Gallatin River water level drops to a trickle
BELGRADE -- From the coffee-with-cream toned torrents of a month ago, the West Gallatin River just west of here has been reduced to an ankle-deep brook.
Irrigators diverting water from the channel into ditches to water thirsty crops have dropped the river dramatically, especially in the past week.
"I heard that the West Gallatin was just barely a trickle between ponds," said Scott Compton, Bozeman office manager for the state Department of Natural Resources and Conservation. "People were worried about the fish."
Compton said several people called to complain about the river's condition and the resulting damage to fish.
But officials say after a weekend in which the river reached painfully low flows, irrigators are starting to be cut off and the river's flow has rebounded somewhat.
"There's a decent flow now," West Gallatin Water Commissioner Dave Pruitt said Monday. "It's not good, and it's not going to be good."
Pruitt, who is charged with monitoring the flow into each of more than 30 ditches that pull water from the river, began work on July 3, after District Judge Mark Guenther appointed him to the job. The commissioner comes on after a majority of water rights holders petition that a monitor is needed to ensure that no one is illegally taking water.
Water rights are based on first in time, first in right. Within a week, Pruitt had cut off all of the 1890 water rights. Holders of rights dating to 1889 and older are still able to draw from the river.
He increased the flow near the Amsterdam Road bridge over the river by reducing the amount of water pulled in some ditches. Before that, Pruitt said the river could be crossed there "without hardly getting your feet wet."
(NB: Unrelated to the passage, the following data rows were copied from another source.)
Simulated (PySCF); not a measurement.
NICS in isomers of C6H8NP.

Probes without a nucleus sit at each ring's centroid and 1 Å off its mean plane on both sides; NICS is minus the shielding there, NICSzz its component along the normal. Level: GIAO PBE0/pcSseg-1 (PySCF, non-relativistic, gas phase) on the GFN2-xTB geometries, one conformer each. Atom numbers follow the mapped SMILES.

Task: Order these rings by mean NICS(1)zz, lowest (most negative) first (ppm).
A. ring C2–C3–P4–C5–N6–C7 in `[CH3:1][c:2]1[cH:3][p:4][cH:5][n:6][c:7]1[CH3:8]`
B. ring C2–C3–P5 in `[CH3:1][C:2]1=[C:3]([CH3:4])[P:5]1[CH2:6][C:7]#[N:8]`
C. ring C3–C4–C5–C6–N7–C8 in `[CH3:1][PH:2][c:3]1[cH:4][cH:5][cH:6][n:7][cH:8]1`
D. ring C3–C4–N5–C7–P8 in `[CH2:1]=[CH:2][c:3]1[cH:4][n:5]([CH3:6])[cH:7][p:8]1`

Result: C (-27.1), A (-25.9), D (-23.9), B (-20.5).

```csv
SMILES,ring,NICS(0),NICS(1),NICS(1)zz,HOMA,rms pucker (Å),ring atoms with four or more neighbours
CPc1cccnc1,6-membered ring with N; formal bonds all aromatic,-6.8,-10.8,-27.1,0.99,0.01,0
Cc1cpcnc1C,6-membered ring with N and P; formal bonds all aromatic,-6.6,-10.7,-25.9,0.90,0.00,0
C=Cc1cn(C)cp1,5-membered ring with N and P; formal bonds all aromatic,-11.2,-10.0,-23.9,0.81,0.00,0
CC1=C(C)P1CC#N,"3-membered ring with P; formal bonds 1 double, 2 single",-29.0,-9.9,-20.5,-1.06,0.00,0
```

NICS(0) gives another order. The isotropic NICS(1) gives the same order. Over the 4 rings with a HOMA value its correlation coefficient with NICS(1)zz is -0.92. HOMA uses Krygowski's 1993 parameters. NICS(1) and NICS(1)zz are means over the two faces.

Now that he's on the job, Pruitt establishes a baseline flow at the Interstate 90 bridge and intends to keep the river at a minimum there. But the river is dropping dramatically upstream as well.
Pruitt's work came none too soon, as mountain snows quickly melted off and water levels in tributaries dropped. Although the snowpack looked healthy in June, five years of drought has left soils incredibly dry.
Most of the snow and runoff never reached tributaries or the river, Compton said.
"The soils are so dry, it's just sucking it up and there's very little reaching the river," he said. "That early hot weather we had seemed to compound things."
The West Gallatin is dropping rapidly even before water is pulled by farmers and ranchers. A monitoring station in Gallatin Canyon just downstream from where Spanish Creek dumps in showed the river dropped from 744 cubic feet per second Sunday to 713 cfs on Monday.
District Court Administrator Dorothy Bradley said she's glad Pruitt is taking a comprehensive look at the river, from its headwaters to the lower reaches.
"We want to make sure there's very careful watchdogging so the river doesn't dry up," she said.
That surveillance will probably include inspections in Gallatin Canyon, where Pruitt has in the past discovered landowners illegally dipping into the river to water lawns.
"We're losing that river because there's so much use in the Canyon," he said.